Reports from Cuba: Fines do not deter, they accumulate

By Orlando Palma in Translating Cuba:

Fines Do Not Deter, They Accumulate
A policeman checks a street vendor’s papers and merchandise

14ymedio, Orlando Palma, Havana, 29 August 2015 – Outside the market at 17th and K in Havana informal vendors gather despite the police raids. Niurka is one of them and her “offering” is reduced to selling plastic bags which she offers at one Cuban peso (about 4¢ US) each. “The last time they charged me, they gave me a one thousand peso fine,” says the women about her most recent encounter. However, she says she wouldn’t think of paying it and will continue to offer her wares.

“People come here when they are planning to travel or to do some paperwork and they don’t want to have an unpaid fine,” says an employee of the Fine Payment Office of the Plaza of the Revolution municipality. In line for the payment counter, a young man named Diego carried in his hand a paper that shows the amounts for each offense. “I was sitting on a wall and a cop fined me for damage to a public ornament,” he says angrily.

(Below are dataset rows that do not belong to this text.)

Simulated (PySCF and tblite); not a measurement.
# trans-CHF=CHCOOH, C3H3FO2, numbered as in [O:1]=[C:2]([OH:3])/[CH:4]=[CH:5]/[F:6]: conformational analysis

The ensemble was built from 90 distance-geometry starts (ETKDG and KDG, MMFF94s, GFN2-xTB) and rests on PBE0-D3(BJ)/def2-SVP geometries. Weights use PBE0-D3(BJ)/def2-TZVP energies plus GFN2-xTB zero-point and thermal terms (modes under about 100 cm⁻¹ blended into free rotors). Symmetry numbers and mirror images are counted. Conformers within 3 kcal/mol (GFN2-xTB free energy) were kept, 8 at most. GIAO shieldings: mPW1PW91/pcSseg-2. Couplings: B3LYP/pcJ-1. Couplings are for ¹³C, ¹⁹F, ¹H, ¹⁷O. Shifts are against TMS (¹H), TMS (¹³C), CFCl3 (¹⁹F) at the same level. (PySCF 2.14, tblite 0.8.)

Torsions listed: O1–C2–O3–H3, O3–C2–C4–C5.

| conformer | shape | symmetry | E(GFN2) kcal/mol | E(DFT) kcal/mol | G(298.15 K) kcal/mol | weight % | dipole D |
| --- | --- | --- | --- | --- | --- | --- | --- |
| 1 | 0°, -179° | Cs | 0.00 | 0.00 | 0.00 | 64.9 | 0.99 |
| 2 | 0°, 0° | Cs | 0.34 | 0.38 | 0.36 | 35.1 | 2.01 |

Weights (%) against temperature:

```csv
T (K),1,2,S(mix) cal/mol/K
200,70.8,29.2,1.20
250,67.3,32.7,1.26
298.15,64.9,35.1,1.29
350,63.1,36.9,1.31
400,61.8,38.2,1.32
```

When asked if from now on he would avoid sitting there, Diego made a defiant noise with his mouth that is popularly known as “frying an egg.” Several people in the line laughed with complicity. Those who have come there are only a part of those fined, the rest will wait until the last moment to pay their debt, or never pay it at all.

The amount of fines accumulated in the capital are not the only in the country that are high. According to the local press in Ciego de Avila, the debts to the public purse, as of the end of July, consisted of 21,600 fines totalling more than 4,473,000 pesos, still unpaid in this province. Some 90% of them are “in arrears,” that is doubled 30 days after their imposition.

The lack of collection managers to go to the homes of those in default is one of the reasons that slows down the whole process. “Before, many came and paid so that their neighbors wouldn’t see that they had been fined,” explains an employee Department of Penalties of the Provincial Department of Finance and Prices in Havana, who asked for anonymity.

The opinion of those fined is very different from the official version. Eduardo, a traveling sweets seller who works primarily in the Cerro municipality, near the corner of Infanta and Manglar, believes that “sometimes they issue fines just because they feel like it.” The self-employed man says, “They’ve penalized me for standing in one place for a few minutes while selling my products.”

Many collection managers have a system of paying for results. This means that the more fines they issue they more they earn. “At the end of the month you see them acting like crazy people trying to collect all the accumulated fines,” explains Samuel, a collective taxi driver who plies the route from Fraternity Park to Santiago de las Vegas.

The payment system is plagued with bureaucratic deficiencies and excesses, as 14ymedio was able to confirm. If a cop or an inspector imposes a fine in Havana on a citizen whose identity card shows their residence in another province, the violation will be settled in the municipality of origin. It will be a headache for this office to locate the offender and make them pay.

“I must have a fortune in fines in Sagua de Tanamo, so it’s been years since I visited my family,” confesses the illegal driver of an almendrón (a shared, fixed-route taxi). However, none of the respondents for this article have had their wages seized as a consequence of not paying their debt to the public purse, nor has any been brought before a court or held in detention.

Fines grow. They are doubled and some reach unpayable figures, but it doesn’t seem to deter many from committing an offense. “The problem is that here everything is forbidden, so people have lost respect for the law,” blurts out Niurka. And she adds defiantly, “This week I will hide myself better, so that inspectors can not see me.”